USS R-18 | |
History | |
---|---|
United States | |
Name | USS R-18 |
Ordered | 29 August 1916 |
Builder | Union Iron Works, San Francisco, California |
Laid down | 16 June 1917 |
Launched | 8 January 1918 |
Commissioned | 11 September 1918 |
Decommissioned | 13 May 1931 |
Recommissioned | 8 January 1941 |
Decommissioned | 19 September 1945 |
Stricken | 1 October 1945 |
Fate | Sold for scrap, 1946 |
General characteristics | |
Type | R class submarine |
Displacement |
|
Length | 186 ft 2 in (56.74 m) |
Beam | 18 ft (5.5 m) |
Draft | 14 ft 6 in (4.42 m) |
Propulsion | Diesel-electric |
Speed |
|
Complement | 29 officers and men |
Armament |
USS R-18 (SS-95) was an R-class coastal and harbor defense submarine of the United States Navy.
R-18′s keel was laid down on 16 June 1917 by the Union Iron Works in San Francisco, California. She was launched on 8 January 1918, sponsored by Miss Marion S. Russell, and commissioned on 11 September 1918.

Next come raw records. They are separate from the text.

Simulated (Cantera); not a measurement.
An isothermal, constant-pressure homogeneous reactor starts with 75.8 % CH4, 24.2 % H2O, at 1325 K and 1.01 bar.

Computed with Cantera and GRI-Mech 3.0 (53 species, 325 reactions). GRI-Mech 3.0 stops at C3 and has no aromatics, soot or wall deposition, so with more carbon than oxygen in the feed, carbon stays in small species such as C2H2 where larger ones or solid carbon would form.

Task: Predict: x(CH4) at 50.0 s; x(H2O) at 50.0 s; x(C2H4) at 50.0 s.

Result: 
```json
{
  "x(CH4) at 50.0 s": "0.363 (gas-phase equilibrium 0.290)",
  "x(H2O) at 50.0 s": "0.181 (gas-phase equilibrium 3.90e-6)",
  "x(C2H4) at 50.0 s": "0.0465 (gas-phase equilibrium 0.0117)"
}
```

Following shakedown, R-18 was assigned, briefly, to the Panama Canal Zone. At the end of 1918 she returned to California. She was at San Pedro, California, from January to March 1919, then underwent an overhaul at San Francisco. On 17 June 1919 she got underway for Hawaii and on 25 June 1919 she arrived there at Pearl Harbor. Based there for over a decade, she served with the United States Pacific Fleet, training personnel and testing new submarine equipment. On 17 July 1920 she was given the hull classification symbol SS-95.
R-18 departed Hawaii on 12 December 1930, transited the Panama Canal, and thence continued on to the United States East Coast for inactivation. Arriving at Philadelphia, Pennsylvania, on 9 February 1931, she was decommissioned on 13 May 1931 and berthed at League Island.
Recommissioned 8 January 1941, R-18 was at New London, Connecticut, for reconditioning and fitting out into May 1941. On 12 May 1941 she got underway for the Panama Canal Zone, where she patrolled into September 1941. In October 1941 she returned to New London, underwent an overhaul, and then conducted training exercises in submarine warfare and anti-submarine warfare. In early January 1942, she shifted her training activities to the Casco Bay, Maine, area. Then, later January 1942, she added patrols along a line between Nantucket Light and Bermuda to her schedule.
Originally patrolling from New London, she shifted to Bermuda in May 1942. On 30 May 1942, a U.S. Navy OS2U-2 Kingfisher floatplane mistook her for a German U-boat and dropped a depth charge on her as she crash-dived in the Atlantic Ocean 50 nautical miles (93 km; 58 mi) bearing 50 degrees from Bermuda′s Mount Hill Lighthouse. R-18 sustained no damage. [1] In August 1942 she moved farther south and until December 1942 operated in a training capacity in the United States Virgin Islands and at Trinidad.
Then assigned with other R-class submarines to training duties for the remainder of World War II, R-18 returned to New London on 24 December 1942. She operated in the New London and Portland, Maine, areas until June 1943. She was at Bermuda from July to December 1943. From January through March 1944, she was back in southern New England. In April 1944 she moved south for eight months at Key West, and Port Everglades, Florida.
In 1945, R-18 again began operations from New London. During the summer of 1945 she made her last voyage to Florida and back and in September 1945 she headed for New Hampshire and inactivation. R-18 arrived at Portsmouth, New Hampshire, on 7 September 1945 and was decommissioned on 19 September 1945. Struck from the Naval Vessel Register in October 1945, she was sold for scrapping to the John J. Duane Company of Quincy, Massachusetts, in 1946.